Queen Elizabeth II's jubilee message includes a request that her daughter-in-law, Camilla, be named Queen Consort when Prince Charles ascends to the throne.
"And when, in the fullness of time, my son Charles becomes King, I know you will give him and his wife Camilla the same support that you have given me; and it is my sincere wish that, when that time comes, Camilla will be known as Queen Consort as she continues her own loyal service," the queen said in a message released Saturday night, hours before she marks 70 years on the British throne.
A spokesman for Charles and Camilla said the Prince of Wales will be issuing a statement of congratulation to the Queen on Sunday, Accession Day. "He and the Duchess of Cornwall are touched and honored by Her Majesty's words," a spokesman said.

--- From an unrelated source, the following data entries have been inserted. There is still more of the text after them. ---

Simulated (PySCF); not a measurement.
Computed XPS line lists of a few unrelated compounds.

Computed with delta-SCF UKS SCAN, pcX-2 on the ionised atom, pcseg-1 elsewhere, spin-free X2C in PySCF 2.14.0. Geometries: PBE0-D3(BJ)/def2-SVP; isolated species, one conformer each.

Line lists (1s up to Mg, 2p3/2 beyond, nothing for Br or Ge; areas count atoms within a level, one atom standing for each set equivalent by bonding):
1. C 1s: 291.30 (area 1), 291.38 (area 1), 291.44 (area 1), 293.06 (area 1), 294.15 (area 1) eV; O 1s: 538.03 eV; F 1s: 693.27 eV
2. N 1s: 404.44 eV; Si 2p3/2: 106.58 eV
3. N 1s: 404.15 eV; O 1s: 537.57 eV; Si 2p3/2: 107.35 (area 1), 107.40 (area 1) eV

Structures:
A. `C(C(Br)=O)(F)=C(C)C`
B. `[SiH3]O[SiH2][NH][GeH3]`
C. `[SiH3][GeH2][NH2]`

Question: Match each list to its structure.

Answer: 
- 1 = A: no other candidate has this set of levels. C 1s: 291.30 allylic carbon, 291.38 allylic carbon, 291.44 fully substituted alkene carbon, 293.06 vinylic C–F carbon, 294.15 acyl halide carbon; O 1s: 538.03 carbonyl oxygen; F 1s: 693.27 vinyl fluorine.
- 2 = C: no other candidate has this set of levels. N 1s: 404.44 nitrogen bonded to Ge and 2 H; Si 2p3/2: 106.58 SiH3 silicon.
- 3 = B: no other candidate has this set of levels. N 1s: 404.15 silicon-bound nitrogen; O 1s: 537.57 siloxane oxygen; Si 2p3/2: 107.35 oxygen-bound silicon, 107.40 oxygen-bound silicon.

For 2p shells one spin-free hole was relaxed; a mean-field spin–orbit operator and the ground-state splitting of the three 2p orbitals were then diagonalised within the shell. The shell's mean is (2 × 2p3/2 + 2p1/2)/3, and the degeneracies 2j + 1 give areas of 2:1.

The 1,000-year tradition dictates that the king's wife becomes a queen as a Queen Consort, which has no constitutional authority, according to BBC News. But when Prince Charles and Camilla married in 2005, Clarence House said Camilla's title would be "Princess Consort" when Charles becomes king.
It was believed the move was made out of respect for Charles' first wife, Diana. In a historic move, Charles and Diana were allowed to divorce in 1992, and then she died in a car accident in August 1997.
Camilla, who is also divorced from her first husband, was given the title Duchess of Cornwall when she and Charles married, since Diana had been styled as Diana, Princess of Wales.
Charles and Camilla, who first dated in the 1970s before they were married, had carried on a long affair before he and Diana divorced, and Camilla was blamed by the British public for their divorce. At the time, she was known as "the most hated woman in Britain." After Diana died, she became even more unpopular.
Although she has rebounded in the eyes of many, a YouGov poll of Britons in May 2021 found that only 14% of respondents thought she should become queen when Charles becomes king. Another 41% preferred the title of Princess Consort, while 28% thought she should have no title at all.
Queen Elizabeth's husband, Philip, was originally given the title of Duke of Edinburgh when they married and he became prince consort when she ascended to the throne. She later gave him the title of prince.
In another unusual move, Elizabeth and Philip gave their children a last name, Mountbatten-Windsor, Mountbatten coming from Phillip's maternal grandparents. According to BBC News, Prince Phillip asked for this last name change. "I am the only man in the country not allowed to give his name to his children," he said when Queen Elizabeth II was persuaded to keep Windsor, BBC News reported.
When Philip died in April 2021 at the age of 99, he was the longest-serving consort of any British monarch.
Elizabeth's prepared remarks for her jubilee also honor Philip. She is expected to say that she "was blessed that in Prince Philip, I had a partner willing to carry out the role of consort and unselfishly make the sacrifices that go with it. It is a role I saw my own mother perform during my father's reign."
Charles, 73, is the oldest and longest-serving heir apparent to the British throne in history. He became heir apparent in 1952 when he was three years old and his mother became queen, and he was nine when he was named Prince of Wales.
The laws of succession were changed in 2013 to make the oldest child, regardless of sex, the next in line for the throne. After Charles, the next in line for the throne is his eldest son, William, followed by his eldest son, George. Fourth in line then is William's daughter, Charlotte, then his youngest child, Louis, is fifth. Charles' younger son, Harry, is sixth in line for the throne, followed by his two children, Archie and Lilibet.